2.3 Lastly the census data gives us a good knowledge of the demographic of the different neighborhoods, with the most important information being the age groups as well as the number of Households that have an average yearly income of more than $100K.
census = pd.read_csv('./data/census.csv')
census
3. First Understandings & Data Cleaning
For the rest of the exercise we will assume that all the data available and the presented situation takes place in 2010, as our Data is based on the 2010 Census. Moreover, we can see that most of the needed information comes from the census Data where we have indications of the target audience for the new coffee shops:
- 20- 35 Age Group
- Affluent Households.
We can approximate the target age group of the client (20-35) to the age bracket 18-34. Moreover, we will define "affluent households" as households that have a yearly income of more than $100K.
Therefore, we will:
- Drop the neighborhoods that don't have any households that have an yearly income above $100K.
- Create a new column 'ratio_18_34' that calculates the ratio of 18-34 yearl olds in the neighborhood.
- Create a new column 'ratio_affluent_hhld' that calculates the ratio of 'affluent' households in the neighborhood.

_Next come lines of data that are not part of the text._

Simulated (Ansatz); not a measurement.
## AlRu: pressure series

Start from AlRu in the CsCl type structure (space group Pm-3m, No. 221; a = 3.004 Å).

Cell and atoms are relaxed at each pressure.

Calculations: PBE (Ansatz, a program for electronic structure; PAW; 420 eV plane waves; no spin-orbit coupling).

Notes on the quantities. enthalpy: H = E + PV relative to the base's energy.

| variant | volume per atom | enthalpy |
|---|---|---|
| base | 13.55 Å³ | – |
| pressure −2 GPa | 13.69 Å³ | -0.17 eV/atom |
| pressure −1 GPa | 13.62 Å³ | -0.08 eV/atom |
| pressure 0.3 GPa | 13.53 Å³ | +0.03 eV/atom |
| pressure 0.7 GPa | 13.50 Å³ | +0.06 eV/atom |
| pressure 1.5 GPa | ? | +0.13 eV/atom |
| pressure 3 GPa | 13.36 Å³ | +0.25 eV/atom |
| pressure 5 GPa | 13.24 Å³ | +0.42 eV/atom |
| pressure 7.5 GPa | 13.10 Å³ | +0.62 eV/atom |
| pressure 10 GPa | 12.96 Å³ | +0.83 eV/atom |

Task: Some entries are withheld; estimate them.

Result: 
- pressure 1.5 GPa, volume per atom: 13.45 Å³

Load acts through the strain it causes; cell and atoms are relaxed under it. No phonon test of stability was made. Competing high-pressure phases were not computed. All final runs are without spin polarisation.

In addition, we will also drop the columns that won't be necessary to the rest of the exercise.
- For the denver_starbucks DataFrame we will keep the 'Name', 'Longitude', and 'Latitude' columns.
- For the neighborhoods GeoDataFrame we will keep all three columns as they will serve us later to create our maps.
- For the census DataFrame we will keep the 'NBHD_ID', 'NBHD_NAME', 'ratio_18_34', 'ratio_affluent_hhld'.
โ
โ